McDonald’s Corporation announced that its chief executive officer, CEO, has been forced out of the company for having a consensual relationship with an employee.

The relationship was a violation of company policy, McDonald’s said. And it accused CEO Steve Easterbrook, who also served as the company’s president, of showing bad judgment.

McDonald’s bars supervisors from having romantic relationships with employees who directly or indirectly report to them.

In an email to employees, Easterbrook admitted he had a relationship with an employee and that it was a mistake.

“Given the values of the company, I agree…that it is time for me to move on,” Easterbrook said in the email.

McDonald’s board of directors voted on Easterbrook’s employment Friday after an investigation into his relationship. He will also be leaving the company’s board of directors. Easterbrook was appointed as CEO in 2015.

McDonald’s would not provide details about the employee with whom Easterbrook had a relationship. A lawyer for Easterbrook would not answer questions.

The board of directors named Chris Kempczinski as its new CEO and president. He recently served as president of McDonald’s USA.

Two weeks ago, McDonald’s reported a 2 percent drop in profits for the three month reporting period ending on September 30, 2019. During that period, the company said it spent a lot of money remodeling its stores and expanding delivery service. McDonald’s also has reported that fewer people are going to its restaurants.

The leadership change is unrelated to McDonald’s operational or financial performance, the company said in a press release.

McDonald’s decision to remove its CEO may show there has been progress on workplace issues as a result of the #MeToo movement, said Carl Tobias. He teaches law at the University of Richmond.

“Other companies don’t always act on that kind of information…and so it seems like they are trying to enforce a (strong) policy in this situation,” Tobias said.

Last year, Brian Krzanich left his job as CEO of Intel Corporation after investigators found he had a consensual relationship with an employee that violated company policy.

In December, CBS Corporation removed its CEO, Les Moonves, after several women accused him of sexual harassment. The CBS board of directors denied him $120 million promised under his contract with the company.

Among other problems, McDonald’s has faced workplace harassment charges. In May, the company said it was expanding anti-harassment training and offering a telephone hotline for workers to report problems. McDonald’s made the changes after a labor group announced more than 20 sexual harassment cases against the company.

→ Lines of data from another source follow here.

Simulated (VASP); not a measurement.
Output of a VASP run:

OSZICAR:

Fight for $15 is the name of the group that brought the sexual harassment charges. It said McDonald’s answers to the charges were not good enough.

“The company needs to be completely (open) about Easterbrook,” the group said.

Kempczinski joined McDonald’s in 2015. He was responsible for nearly 14,000 McDonald’s in the United States.

I’m Susan Shand.

The Associated Press and the Reuters News Agency reported this story. Susan Shand adapted it for VOA Learning English. George Grow was the editor.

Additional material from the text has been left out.